Snakemake is more or less an extremely glorified Makefile system (yeah ok I understand it’s more than that; don’t @ me) with lots of features that make it a good tool for scientific workflows in particular. I was originally drawn to it because it is more HPC cluster friendly than most of the other similar tools, but it also has good support for designing reproducible workflows. Today I shared a visualization of my pipeline workflow that was automatically generated by Snakemake. You can see a screenshot above and a rendered version of this interactive visualization here. This is fun (and useful!) because it shows the relationships between different scripts (nodes in the above network) that were executed to generate data products (represented by the connections between nodes). If you have scripts that generate figures, you can also include those in this visualization (try clicking on the sections in the sidebar).
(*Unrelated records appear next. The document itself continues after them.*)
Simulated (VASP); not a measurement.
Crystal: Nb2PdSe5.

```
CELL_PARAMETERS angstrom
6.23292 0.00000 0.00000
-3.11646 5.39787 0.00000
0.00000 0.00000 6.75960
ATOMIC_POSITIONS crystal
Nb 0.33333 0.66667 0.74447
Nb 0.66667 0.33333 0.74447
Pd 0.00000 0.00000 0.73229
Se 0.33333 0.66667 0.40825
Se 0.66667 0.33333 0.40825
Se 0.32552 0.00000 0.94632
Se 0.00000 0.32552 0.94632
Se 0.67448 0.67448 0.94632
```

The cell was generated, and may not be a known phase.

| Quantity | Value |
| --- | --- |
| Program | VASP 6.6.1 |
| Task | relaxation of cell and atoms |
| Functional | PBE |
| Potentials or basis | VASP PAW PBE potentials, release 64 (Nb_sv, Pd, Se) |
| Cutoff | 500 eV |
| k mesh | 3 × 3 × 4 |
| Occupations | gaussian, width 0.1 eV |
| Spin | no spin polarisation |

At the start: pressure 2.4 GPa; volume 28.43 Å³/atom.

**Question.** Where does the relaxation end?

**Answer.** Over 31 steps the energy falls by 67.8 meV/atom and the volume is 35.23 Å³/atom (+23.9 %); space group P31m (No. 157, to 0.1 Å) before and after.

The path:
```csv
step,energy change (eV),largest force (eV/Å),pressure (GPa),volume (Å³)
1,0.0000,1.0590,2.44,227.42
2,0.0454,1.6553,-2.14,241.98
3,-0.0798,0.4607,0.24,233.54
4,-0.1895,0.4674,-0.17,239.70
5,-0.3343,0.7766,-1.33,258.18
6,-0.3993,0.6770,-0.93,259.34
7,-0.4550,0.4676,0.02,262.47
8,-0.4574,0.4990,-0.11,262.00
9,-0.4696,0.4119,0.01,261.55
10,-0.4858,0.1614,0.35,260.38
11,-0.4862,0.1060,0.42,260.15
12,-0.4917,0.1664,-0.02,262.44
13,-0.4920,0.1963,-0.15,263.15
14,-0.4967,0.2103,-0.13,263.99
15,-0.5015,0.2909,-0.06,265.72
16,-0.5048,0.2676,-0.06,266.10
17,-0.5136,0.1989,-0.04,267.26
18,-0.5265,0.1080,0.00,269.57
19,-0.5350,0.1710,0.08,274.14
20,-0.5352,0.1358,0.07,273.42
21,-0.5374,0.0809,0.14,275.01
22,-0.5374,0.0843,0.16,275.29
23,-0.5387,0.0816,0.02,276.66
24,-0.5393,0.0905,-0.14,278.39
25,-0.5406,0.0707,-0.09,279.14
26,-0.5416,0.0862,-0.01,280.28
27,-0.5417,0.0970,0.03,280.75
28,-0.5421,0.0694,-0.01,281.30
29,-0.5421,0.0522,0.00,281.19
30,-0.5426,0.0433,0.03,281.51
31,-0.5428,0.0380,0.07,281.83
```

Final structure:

The group asked about support for versioning workflows and including development versions of dependencies. The former is pretty well supported in some cases; for example, if you want to generate results for a range of different parameters for a particular script that is fairly straightforward. On the other hand, I’ve really struggled to construct a good workflow where one of the dependencies is a library that you’re developing in parallel. It might be possible, for example, to include installing your package as a node in your workflow, but I’ve found that that can end up causing you to re-run steps that were unnecessary.

There is some overhead to getting started with this toolset, but if you’re trying to orchestrate a set of analysis scripts with interdependencies, I think that Snakemake could be a good fit. The code for this project is (naturally) on GitHub at one-datum/pipeline so feel free to check it out!